Cover image for blog post Situational Leadership Pt. 1 by Nick Vogel.

Situational Leadership Pt. 1

Last week we started the conversation about leadership styles with 3 Styles of Leadership. This post builds on that, so make sure you go back and read if you haven’t. There are more than 3 styles of leadership, but giving you the extremes helps fill in the gaps and adds shades of leadership between each extreme and middle ground. Knowing these styles helps us discover a better way to lead: situational leadership.

Situational leadership is what it sounds like it is. You choose your leadership style based on the situation. This isn’t original; it’s based on a theory from Ken Blanchard and Paul Hersey. 

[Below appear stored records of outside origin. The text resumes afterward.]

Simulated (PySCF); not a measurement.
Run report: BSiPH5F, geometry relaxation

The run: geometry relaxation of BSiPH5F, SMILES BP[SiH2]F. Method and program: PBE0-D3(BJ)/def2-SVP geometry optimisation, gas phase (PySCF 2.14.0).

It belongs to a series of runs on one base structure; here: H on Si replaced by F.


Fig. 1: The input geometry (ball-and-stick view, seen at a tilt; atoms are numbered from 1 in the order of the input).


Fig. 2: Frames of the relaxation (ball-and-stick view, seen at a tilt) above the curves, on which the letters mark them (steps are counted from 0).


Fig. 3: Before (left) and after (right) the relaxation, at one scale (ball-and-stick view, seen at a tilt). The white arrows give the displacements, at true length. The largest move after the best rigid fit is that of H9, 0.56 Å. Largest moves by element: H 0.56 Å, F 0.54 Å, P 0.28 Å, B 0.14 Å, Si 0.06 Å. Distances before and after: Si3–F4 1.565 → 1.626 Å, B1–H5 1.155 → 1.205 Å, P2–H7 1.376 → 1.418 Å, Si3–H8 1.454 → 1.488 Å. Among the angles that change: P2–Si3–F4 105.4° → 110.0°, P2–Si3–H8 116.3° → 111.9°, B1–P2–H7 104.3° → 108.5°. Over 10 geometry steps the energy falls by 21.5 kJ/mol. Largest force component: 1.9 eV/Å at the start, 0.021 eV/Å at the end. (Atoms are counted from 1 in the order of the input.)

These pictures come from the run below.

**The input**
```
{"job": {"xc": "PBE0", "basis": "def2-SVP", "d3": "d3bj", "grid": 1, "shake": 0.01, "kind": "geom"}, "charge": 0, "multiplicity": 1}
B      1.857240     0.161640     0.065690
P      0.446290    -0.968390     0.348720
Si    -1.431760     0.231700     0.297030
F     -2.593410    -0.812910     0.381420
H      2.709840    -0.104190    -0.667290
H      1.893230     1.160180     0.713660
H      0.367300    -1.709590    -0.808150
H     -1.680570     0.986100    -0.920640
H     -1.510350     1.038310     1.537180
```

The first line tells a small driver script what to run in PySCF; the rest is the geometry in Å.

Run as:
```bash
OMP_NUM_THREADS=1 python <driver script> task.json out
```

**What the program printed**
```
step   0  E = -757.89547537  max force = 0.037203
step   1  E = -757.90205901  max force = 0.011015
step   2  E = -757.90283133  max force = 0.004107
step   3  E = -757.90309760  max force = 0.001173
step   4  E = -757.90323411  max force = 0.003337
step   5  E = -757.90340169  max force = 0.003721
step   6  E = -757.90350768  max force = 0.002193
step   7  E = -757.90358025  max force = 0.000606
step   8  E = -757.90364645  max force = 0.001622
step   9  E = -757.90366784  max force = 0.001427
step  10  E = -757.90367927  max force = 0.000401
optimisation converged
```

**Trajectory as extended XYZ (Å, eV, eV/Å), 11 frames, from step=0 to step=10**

The point of this isn’t to confuse people about what kind of leader you are, but to serve the people you lead by meeting them where they’re at. Laissez-faire leadership may be appropriate if you lead someone who has been doing the job for 20 years and only needs an occasional check in. Authoritarian leadership may be appropriate for a new hire who needs someone to walk through their job with them. However, it would be inappropriate to have a laisse-faire leadership style with a new employee or an authoritarian one with a veteran employee.

As a person gains competence, they need less direct oversight. You can think of this as a 4-step process, as outlined by the founders of Situational Leadership. We’ll start with the first two today.

S1:

You have someone who just joined an organization. They’re enthusiastic and ready to learn; we call them an S1. They don’t have much competence, but they have a high commitment level. They need oversight to develop them in their competence, but you won’t have to spend much time motivating them. Consider this the level where you’re more authoritarian in your leadership. You need to make the decisions and give directives for the employee to succeed.

S2:

Then they move to the level of S2. They’ve developed some competence, but now their commitment level has dropped because they’re disillusioned by their job. The honeymoon period is over. You’ll need to spend time motivating them as well as continuing to develop their competence level. You’re now toward the democratic leadership part of the scale, but not quite. You still need to give directives and make decisions, but now the employee can be a part of those decisions.